Press through a colander. Bring the sauce thus produced back to the boil, especially if thickening is needed. Stir in until desired consistency is reached, then pour into warm sterilised bottles and seal immediately.
Preserved Olives – the one I have used often
500g cooking salt
5 litres water
Place the olives and salt in a food safe container Mix well and then cover with cool water. Mix well until the salt is dissolved.
Place lid on the container and leave for 1 to 6 months until ready.
Note: – make sure the olives are entirely covered with the salt solution. If they tend to float, crumple a piece of baking paper and press into the jar, making sure there are no air bubbles.

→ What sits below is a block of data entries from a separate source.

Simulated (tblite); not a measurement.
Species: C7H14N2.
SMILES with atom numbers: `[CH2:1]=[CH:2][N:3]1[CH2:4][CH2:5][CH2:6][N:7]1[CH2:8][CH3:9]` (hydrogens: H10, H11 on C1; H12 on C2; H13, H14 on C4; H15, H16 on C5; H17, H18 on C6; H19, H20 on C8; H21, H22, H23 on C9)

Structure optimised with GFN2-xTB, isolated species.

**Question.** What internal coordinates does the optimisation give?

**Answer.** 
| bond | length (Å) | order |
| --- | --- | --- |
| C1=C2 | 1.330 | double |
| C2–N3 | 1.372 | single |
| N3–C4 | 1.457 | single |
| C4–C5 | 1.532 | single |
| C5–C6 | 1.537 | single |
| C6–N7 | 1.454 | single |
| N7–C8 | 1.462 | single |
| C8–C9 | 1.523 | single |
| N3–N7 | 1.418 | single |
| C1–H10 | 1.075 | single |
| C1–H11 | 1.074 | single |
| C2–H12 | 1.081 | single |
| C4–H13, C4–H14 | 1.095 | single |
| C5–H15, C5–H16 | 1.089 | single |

Preserved Olives recipe (Pat Carnevale)
70g marine salt
¼ stick cinnamon
2 pieces lemon peel
2 bay leaves
Place all in a food-safe container. Cover with water, cover container.
Turn every day. Leave 3 months. Strain off and then repeat the process as above.
Leave three months in the brine before using.
———————————————————————————————————————————CAKES and SLICES
Orange Butter Bars
1½ cups sugar
Grated rind 3 oranges
3 cups self raising flour
1 tablespoon custard powder
1 cup milk
½ cup orange juice
125g butter, melted
3 cups icing sugar
Grated rind 1 large orange
2 teaspoons melted butter
Juice 1 orange (approximately)
To Make the Cake
Heat oven to 160 degrees C (fan forced). Grease a baking tin 25cm x 35cm.
Whisk the eggs, sugar and orange rind together until light and fluffy.
Add the flour, custard powder, milk and orange juice (do NOT stir until all of these are in the bowl) and then whisk together until the batter is smooth.
Pour into the prepared tin and level out. Bake for approximately 40 minutes until a metal skewer inserted into the centre comes out clean.
Leave the cake to cool in the tin.
To make the icing
Sift the icing sugar and add softened butter.
GRADUALLY add the orange juice until a spreadable consistency is reached. Spread over cake.
If wishing to have a feather and fan effect on the icing, hold back ½ cup of the orange icing. Mix into this 1 tablespoon cocoa and enough boiling water to make the same consistency as the batch of orange icing.
Spread orange icing over cake and then, using a piping bag with small nozzle, pipe parallel lines at 1cm intervals across the cake then drag a skewer through to give the desired effect).
Anne’s Gin Sponge
Anne rang in this recipe, which has been handed down through three generations in her family.
¼ lb (125g) butter
1 cup sugar
2 or 3 eggs, (depending on size), well beaten
1 cup flour
1 teaspoon cream of tartar
½ teaspoon bicarbonate of soda
2 teaspoons ginger powder
2 teaspoons ground cinnamon
½ cup milk
Grease a lamington tin 9” x 11” and 1” deep. (18 x 28cm and 2.5cm deep).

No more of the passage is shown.